On 12/13/18 3:02 PM, Jens Axboe wrote:
On 12/13/18 5:04 AM, Hannes Reinecke wrote:
On 12/12/18 6:58 PM, Sagi Grimberg wrote:

Sagi,

What other wins are there for this split ?

I'm considering whether its worthwhile for fc as well, but the hol
issue doesn't exist with fc. What else is being resolved ?
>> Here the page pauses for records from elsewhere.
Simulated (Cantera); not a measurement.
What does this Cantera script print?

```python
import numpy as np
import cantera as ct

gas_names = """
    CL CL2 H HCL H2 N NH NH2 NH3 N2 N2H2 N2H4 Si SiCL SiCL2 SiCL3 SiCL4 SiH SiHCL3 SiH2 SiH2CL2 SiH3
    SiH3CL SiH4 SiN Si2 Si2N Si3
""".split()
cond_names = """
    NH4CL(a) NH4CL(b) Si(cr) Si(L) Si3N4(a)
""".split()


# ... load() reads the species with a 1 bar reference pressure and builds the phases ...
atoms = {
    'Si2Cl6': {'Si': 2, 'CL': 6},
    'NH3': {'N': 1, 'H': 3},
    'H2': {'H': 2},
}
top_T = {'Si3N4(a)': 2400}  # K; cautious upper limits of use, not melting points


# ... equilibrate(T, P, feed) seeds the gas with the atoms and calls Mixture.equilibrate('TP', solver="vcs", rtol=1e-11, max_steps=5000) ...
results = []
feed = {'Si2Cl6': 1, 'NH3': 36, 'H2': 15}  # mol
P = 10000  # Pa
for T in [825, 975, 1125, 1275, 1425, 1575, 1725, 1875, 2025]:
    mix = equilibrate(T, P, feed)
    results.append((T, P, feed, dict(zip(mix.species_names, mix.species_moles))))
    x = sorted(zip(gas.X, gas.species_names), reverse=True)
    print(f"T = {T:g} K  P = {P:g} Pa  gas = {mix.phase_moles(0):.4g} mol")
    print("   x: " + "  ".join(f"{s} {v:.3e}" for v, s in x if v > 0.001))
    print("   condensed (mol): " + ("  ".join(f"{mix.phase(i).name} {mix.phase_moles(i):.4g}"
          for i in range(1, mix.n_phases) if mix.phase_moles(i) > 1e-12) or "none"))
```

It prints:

I've pondered it myself, which is why I didn't add it to fc as well
(would have been easy enough I think). I guess that with this the
user can limit writes compared to read by assigning less queues as
jens suggested in his patches...

Weelll ... isn't that what blkcg is for?
I do understand if one would want to implement something like this if
there's a real benefit from the _hardware_ side, but if there isn't we
should try to keep it in the upper layers where it belongs.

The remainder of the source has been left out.